This week, J.C. Newman Cigar Co. is shipping the first release of the year of its famous Yagua cigars. A total of 1,250 boxes of Yagua are being shipped to 396 premium cigar retailers in 46 states. The second and final release of Yagua in 2023 will ship in November.
“It continues to shock me that Yagua has developed a cult-like following,” said fourth-generation owner Drew Newman. “I didn’t make Yagua to sell. In fact, I didn’t think that cigar enthusiasts would like Yagua because it breaks all of the cigar-making rules. Yagua is misshapen and unattractive. We roll it with under fermented tobacco, and no two Yagua are alike.”
Yagua is a recreation of a farm-rolled cigar that Lazaro Lopez, general manager of the J.C. Newman PENSA cigar factory in Nicaragua, remembers his grandfather making at his family’s tobacco farm in Cuba in the 1940s. Over dinner in 2019, Lopez shared this story with Newman:
“At our family farm, my grandfather would take fresh tobacco leaves from the curing barns and roll cigars without any molds or presses,” said Lopez. “In an attempt to give his cigars a traditional shape, he would tie a handful of them together using pieces of the Cuban royal palm tree, known as the yagua. When he was ready to enjoy his personal cigars, he untied the bundle. He loved how every cigar had its own unique shape. I still remember the rich aroma and taste of my grandfather’s cigars.”
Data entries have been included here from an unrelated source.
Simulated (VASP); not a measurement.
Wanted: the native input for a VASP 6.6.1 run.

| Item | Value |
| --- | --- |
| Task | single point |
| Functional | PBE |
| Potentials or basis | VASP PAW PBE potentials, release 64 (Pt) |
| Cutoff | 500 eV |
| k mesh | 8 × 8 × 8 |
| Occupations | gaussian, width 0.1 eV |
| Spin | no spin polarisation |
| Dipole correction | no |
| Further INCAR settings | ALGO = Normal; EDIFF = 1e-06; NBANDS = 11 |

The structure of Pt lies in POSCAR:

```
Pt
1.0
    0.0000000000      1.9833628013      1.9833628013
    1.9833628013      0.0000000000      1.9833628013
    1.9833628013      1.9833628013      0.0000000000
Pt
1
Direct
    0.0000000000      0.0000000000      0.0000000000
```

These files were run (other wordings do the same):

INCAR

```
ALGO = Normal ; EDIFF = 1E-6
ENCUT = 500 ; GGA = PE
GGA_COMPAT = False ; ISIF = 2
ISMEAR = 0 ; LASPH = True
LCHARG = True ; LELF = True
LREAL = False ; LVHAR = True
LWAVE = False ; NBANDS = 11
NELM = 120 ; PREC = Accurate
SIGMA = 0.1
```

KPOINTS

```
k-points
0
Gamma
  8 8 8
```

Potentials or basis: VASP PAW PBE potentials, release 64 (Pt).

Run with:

Shortly after being rolled, twenty Yagua cigars are bound together while still wet using a Yagua palmiche palm leaf. Each box of Yagua contains a bundle of twenty cigars still wrapped in the palm leaf. Yagua cigars measure 6 x 54.
“Yagua is a difficult cigar to roll because we use an under fermented Connecticut Broadleaf wrapper, blend the filler tobaccos differently, and do not use the usual tools and techniques of a cigar factory,” said Newman. “As the wrapper is not fully fermented, we have age the cigars for a full year after they are rolled.”